According to gossip-lord Rich Johnston, the hammer's finally fallen: After years of unsuccessful Vertigo reboots from guys like Brian K. Vaughan and Mark Millar to Joshua Dysart, Swamp Thing, alongside the myriad characters he brought with him to Vertigo's side of the DC Comics Intellectual Property Divide, will be returning to the DC Universe. DC Comics had no comment on Johnston's article, but if this is the real deal, then this would be a very Big Deal, and a sea change for DC Comics's publishing plan in general, especially their relationship with Vertigo.

For a while, this seemed impossible due to DC's editorial structure, with former Publisher Paul Levitz at the top of the pyramid, and fully in favor of separating their mature-readers and all-ages characters into separate brands that never intersect. Below him, he had Karen Berger of Vertigo and Dan DiDio of the DC Universe line; these were two separate but equal lieutenants who had full control over their own domains and no control over the other's.

So as long as that kind of editorial structure was in place -- and as long as Levitz was on top -- this was going to remain the status quo, and remain it did; while Dream appeared in Grant Morrison's "JLA" and the end of Keith Champagne's "JSA" #80, and Swamp Thing had a cameo appearance at Hal Jordan's funeral, for the most part the barriers between Vertigo and DC have been incredibly difficult to tear down. The only reverse migrants are Animal Man and Doom Patrol, where the latter was always a superhero '60s team that got thrown into Vertigo almost by accident, and the former was allowed to return to DC due to the involvement of Grant Morrison.Levitz, of course, has since stepped down and DiDio has been promoted to Co-Publisher along with Jim Lee. If there is an plan to bring these characters back into the DC Universe fold, would that editorial decision simply be a matter of principle -- that DiDio feels that these characters were always rightly DC's, and now that he has the corporate muscle to move around, he's going to do it? Or does someone else have immediate plans for them?

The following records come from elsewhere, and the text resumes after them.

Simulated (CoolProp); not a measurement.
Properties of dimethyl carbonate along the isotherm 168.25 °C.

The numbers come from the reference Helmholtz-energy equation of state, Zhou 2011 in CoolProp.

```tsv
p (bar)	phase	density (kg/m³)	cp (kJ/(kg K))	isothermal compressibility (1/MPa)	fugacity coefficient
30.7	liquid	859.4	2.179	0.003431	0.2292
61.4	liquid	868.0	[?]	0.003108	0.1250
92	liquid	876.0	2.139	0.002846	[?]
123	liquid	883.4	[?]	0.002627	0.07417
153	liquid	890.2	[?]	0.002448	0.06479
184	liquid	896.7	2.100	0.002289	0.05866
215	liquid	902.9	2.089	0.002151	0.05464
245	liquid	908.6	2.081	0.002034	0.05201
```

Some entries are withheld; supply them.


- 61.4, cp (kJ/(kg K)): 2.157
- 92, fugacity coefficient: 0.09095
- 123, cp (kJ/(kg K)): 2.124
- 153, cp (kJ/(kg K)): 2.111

Back in May 2008, when they first announced J. Michael Straczynski's run on "The Brave and the Bold" (which finally began in fall 2009), JMS was talking up his desire to do team-ups with Constantine and Swamp Thing, characters that were, at the time, totally outside of the DCU sandbox, especially since this was long before the corporate restructuring that left DiDio on top. I'm also fairly sure Straczynski wasn't the only writer who wanted to get his hands on these characters.

The most interesting thing about this, however, is the way Johnston phrases the new edict: "Any character that came from the DC Universe can and will be used by the DC Universe." If true, this includes a huge group of characters. Johnston names Prez and Black Orchid, but that's a definition that not only includes John Constantine -- who currently has his own 260+-issue-and-going ongoing at Vertigo -- but also all of Neil Gaiman's Endless, as well as, by extension, all of "Sandman" and Mike Carey's "Lucifer." Considering he is made out of pure will, I expect we'll see the Devil himself wearing a Green Lantern ring by the end of 2011.

This would be a gigantic sea change not just for DC, but for Vertigo as well, since the rumored cancellation of a China Mievelle run on "Swamp Thing" implies that this isn't just adding DC characters, but subtracting Vertigo ones. Where this leave "Hellblazer" is a mystery; "Unknown Soldier" just got canceled for sales reasons, leaving Matthew Sturges's "House of Mystery" as one of the two last DCU-derived ongoing books at Vertigo. ("House of Mystery" features Cain and Abel.)

This also reconfigures the two lines -- now, rather than the divide being all-ages/mature readers, it would be a very clear work-for-hire/creator-owned divide. DC probably isn't too concerned about Swamp Thing being too mature for DC readers considering their current output features a superhero (somehow, magically) hallucinating on heroin and saving a dead cat from an alleyway of junkies. The transition to the DCU proper might mean a lost F-bomb here, some covered nipples there, but for the most part any "mature themes" that used to be Vertigo-only are fully explorable under the DC imprint at this point.

Meanwhile, Vertigo will be without company-owned properties, or their tried-and-true methodology of hiring young talents to do radical, ground-up reinventions of disused DC properties -- a paradigm that birthed both the British Invasion of the late '80s and Vertigo itself in the first place. They've long since shed the pretense of being a line of dark fantasy and supernatural horror, putting out crime dramas like "100 Bullets", sociopolitical sci-fi epics like "Y: The Last Man" and glo-fi superhero insanity such as "Seaguy."

Really, this would just make official what everyone already knew: the DC Universe is for work-for-hire, and Vertigo is for creator-owned work.

So where would this this leave Vertigo? Minus some of their starting characters, but still publishing reams of evergreen trades as well as big-name creator-owned titles like "Scalped" and "The Unwritten." DC would get the chunk of itself that was removed in the early '90s returned, albeit to a very different body. I expect we'd see a deluge of these characters in the DC Universe itself, as writers who've held back the floodgates of Swamp Thing/Green Lantern crossovers got to finally let loose; time will only tell if any of those stories will be any good.

And as for Vertigo's favorite boy, John Constantine, and his book "Hellblazer"? A character tied into the DC Universe enough to be in "Crisis on Infinite Earths"? Well, I just hope he gets to wrap up his run satisfactorily.